Relief When I’m Gone

Good morning and Happy Saturday. It’s raining again here in Mercyburg so I am once again sitting in the same room I have occupied all week. As opposed to being outdoors, I mean. This week I was sent home to work remotely so this creative space also became a work space. I am now part of a virtual work force. Grateful to still be part of a work force; let’s go ahead and make sure the Universe is aware of that before we go any further. Just last month I mentioned Occupational Wellness wasn’t getting much press around here lately. Now look at us with O-Well taking center stage.

I resisted working from home as long as possible but eventually I was ordered to go. Now that I’m here and settled in I have found it to be far less of a problem than I imagined. My concerns were rooted in the effects upon mental wellness. I was loathe to bring certain kinds of stress and triggers into my sanctuary. It’s early in the experiment, of course, but overall my stress level is down compared to being in the office. And oddly, I eat less. And the minute the clock strikes quitting time, the first place I want to be is outside, even if it is just on the porch.

However, I am still trying to keep a few boundaries in place by ritualizing each type of work. For instance, I don’t sit at the desk to do creative writing or blogging. I sit in the overstuffed chair previously described as my throne. I light the candles, plug in the fairy lights, add scent, wear different clothing. The idea is to clearly delineate this is as a separate kind of work so my brain shifts away from the pressures of productivity and toward the flow of creativity. The rituals help highlight and support the difference.

For my employer’s work on Monday through Friday I practice the opposite rituals. I move to the desk, sit in the office chair, use the lamps, appear presentable for video conferencing, remove anything which might compromise my focus. I even put on shoes. I had to. I figured this out on Day 2. Who knew simply putting on shoes would have such a powerful effect on the brain? It does. They are still comfortable shoes but their presence upon my feet signals the body it’s time to get down to business. The brain follows suit.

Coworkers (in the office, obviously) have found it curious for years now that I don’t add photos of loved ones to my work space. No family. No pets. No BFFs. No significant other. No photos of anyone. I decorate and beautify (minimally) but no personal photos. First, I have nothing to prove so there is no need to display proof that I am loved or that I love people. I also don’t need to prove anyone associated with me is cute, fun, interesting, or that they exist. But also, how could I work if I had this staring out at me?

Heart swells, work withers. Every inch of him is a visual vortex of yearning and wonder; an instant work killer. So no family photos in the home office either. They certainly make me smile/melt/die in different spaces; just not where I work. Since it is even more critical to stay focused when working from home, rituals which support focus are more critical too. Put on shoes and don’t gaze at anything with elbow dimples — tools for success, y’all.

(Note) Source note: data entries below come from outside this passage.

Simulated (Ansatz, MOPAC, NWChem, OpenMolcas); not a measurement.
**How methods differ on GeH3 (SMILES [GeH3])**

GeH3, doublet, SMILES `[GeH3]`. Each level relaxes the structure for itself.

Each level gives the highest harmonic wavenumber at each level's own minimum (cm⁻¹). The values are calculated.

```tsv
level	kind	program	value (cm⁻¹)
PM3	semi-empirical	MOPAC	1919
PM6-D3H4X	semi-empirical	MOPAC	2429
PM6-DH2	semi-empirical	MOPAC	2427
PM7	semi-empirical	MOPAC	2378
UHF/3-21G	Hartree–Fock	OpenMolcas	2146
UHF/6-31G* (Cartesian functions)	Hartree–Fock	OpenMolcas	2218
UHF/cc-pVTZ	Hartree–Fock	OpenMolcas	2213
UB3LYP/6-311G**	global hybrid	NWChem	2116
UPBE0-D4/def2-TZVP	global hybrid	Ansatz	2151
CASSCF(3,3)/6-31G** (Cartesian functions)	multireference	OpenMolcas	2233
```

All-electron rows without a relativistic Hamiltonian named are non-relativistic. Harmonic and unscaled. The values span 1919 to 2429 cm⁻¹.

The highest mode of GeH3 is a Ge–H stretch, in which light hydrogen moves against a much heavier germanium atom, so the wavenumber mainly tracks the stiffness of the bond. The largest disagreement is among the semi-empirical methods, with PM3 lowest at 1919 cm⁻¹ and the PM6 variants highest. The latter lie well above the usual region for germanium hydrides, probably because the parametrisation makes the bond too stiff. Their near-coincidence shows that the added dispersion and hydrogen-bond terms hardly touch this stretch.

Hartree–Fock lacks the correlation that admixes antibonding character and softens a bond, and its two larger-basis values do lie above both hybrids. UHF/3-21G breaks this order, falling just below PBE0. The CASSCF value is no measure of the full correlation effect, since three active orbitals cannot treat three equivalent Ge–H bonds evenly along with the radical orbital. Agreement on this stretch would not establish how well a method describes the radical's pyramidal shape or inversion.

This is still the honeymoon phase though. I’m aware. But I cannot overstate how right it feels to curb complaining right now. My instincts are to squelch the urge to bitch. Since we all insist upon a myopic view, let’s blow the smallest advantage drastically out of proportion rather than the smallest nuisance. If you have a home and a job right now, stuff a sock in your petty bitching too. If your inconveniences are not true hardships, suck it up. We should be behaving better in light of how fortunate we are; not whining like spoiled brats. When true hardship comes we will beg to go back to being merely inconvenienced.

Yes, we are all aware things are going to get worse but perspective matters. We don’t have to handle it worse, so let’s check our language. For instance, anyone out there (you know who you are) describing the inability to eat a sandwich in a cafe as horrific can meet me behind the woodshed. Folks, stop. Just stop. Our bellyaching is not helping anyone feel better or cope better. Use the energy spent complaining to make something easier for someone, even if that someone is you. Or people who have to listen to you.

A week away from the office makes me realize how the people in the office stress me out far more than the work. I brought the work home and my stress level dropped. Plummeted. Same work, same workload; less stress. It was the constant complaining and criticism and NOT the work. And I am part of The People so I was probably doing it too. I was probably contributing to the stress of others as well. They are now refreshingly free of me too. That’s incredible. I would have sworn it was the work.

Now that I see this I think I would rather other people not find it a relief when I’m gone. I would rather not be the type of person who makes hard things worse. For anyone. Not even me. If or when we all go back to the office, I’d like to go back better than I left. And consider how I might be a source of stress for others regardless of whether or not I’m in the office. There are a dozen other things I’d prefer people to feel around me other than stressed. I could start with less complaining. During a global crisis. Radical thought, indeed.

Care to join me in some radical soothing? First we’ll have to shut up. Then we’ll have to step up and offer something else instead. If people can’t feel inspired around us, at the very least we can let people rest around us.